It was the fall of 2006. Americans were marking one year since the devastating hurricane-floods in the South, the unlikely St. Louis Cardinals stunned the baseball world by winning it all over the Detroit Cardinals, and Shawn Carter was laying the groundwork for an un-retirement by racing autos in beer commercials and, later, selling beef. Several months beforehand, Cam’ron had twice done the once-unthinkable in one swoop, releasing a sort of shitty album and targeting his former boss Jay-Z in an extended dis record that made suggestive remarks and accused Jay-Z of copying raps off of others. The then-retired rap music mogul ultimately crushed Cam with a surprisingly effective weapon, silence. The message was that the “Purple Haze” emcee did not rise to his level.
Flash forward to the fall-time, when Jay-Z is prepping his return. Following attacks by ascendant Killa protege Jim Jones, Jay-Z threw caution to the wind and recorded a response over the by-then acclaimed Jim Jones single “We Fly High” — an eyebrow-raising move that proved catastrophic when Jimmy hours later utterly buried Jay-Z by basically giggling and randomly commenting over S. Carter’s version, turning in some rhymes and a mothballed Juelz Santana verse and general trash-talking. Jay-Z went on to release some albums that sorta diminished his legacy while marrying Beyonce and befriending the guy from Coldplay and other celebs, elevating his net worth to nearly $1 billion.

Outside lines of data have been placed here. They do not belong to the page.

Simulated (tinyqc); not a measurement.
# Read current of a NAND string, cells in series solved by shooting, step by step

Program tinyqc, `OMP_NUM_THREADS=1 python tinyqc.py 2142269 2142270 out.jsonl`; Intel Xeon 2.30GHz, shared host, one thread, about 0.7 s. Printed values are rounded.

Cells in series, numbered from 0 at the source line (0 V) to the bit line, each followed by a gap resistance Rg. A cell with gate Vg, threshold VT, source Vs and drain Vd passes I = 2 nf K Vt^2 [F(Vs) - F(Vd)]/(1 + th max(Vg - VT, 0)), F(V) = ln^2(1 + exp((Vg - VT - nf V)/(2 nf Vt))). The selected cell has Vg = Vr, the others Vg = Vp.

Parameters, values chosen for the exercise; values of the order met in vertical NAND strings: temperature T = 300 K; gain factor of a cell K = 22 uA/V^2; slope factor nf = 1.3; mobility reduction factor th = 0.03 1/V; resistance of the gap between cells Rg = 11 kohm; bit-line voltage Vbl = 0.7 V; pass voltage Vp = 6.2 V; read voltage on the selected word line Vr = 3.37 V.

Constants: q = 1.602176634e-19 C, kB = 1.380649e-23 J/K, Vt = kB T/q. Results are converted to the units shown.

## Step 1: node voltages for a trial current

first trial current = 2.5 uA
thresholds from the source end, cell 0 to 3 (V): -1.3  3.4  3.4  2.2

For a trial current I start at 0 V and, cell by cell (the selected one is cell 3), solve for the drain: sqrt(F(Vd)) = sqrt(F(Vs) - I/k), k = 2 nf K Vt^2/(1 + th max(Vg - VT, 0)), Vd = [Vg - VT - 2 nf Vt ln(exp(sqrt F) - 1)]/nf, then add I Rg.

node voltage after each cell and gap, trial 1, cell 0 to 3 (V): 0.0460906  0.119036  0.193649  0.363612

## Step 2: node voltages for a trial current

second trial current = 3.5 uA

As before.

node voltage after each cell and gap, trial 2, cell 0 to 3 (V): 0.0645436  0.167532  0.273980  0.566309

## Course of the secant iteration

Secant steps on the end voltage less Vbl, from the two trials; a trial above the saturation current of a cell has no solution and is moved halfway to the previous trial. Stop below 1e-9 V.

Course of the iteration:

Yet as he lies asleep on his solid gold bed, next to his megastar-model spouse, fingers aching from counting his riches, belly full of expensive hamburgers, you have to wonder if his eyes remain open, teeth grinding as his mind echoes with Jim Jones’ comments about Big Pun whacking him in the head with a Cristal bottle in a club all those years ago, and wondering if things could have turned out different.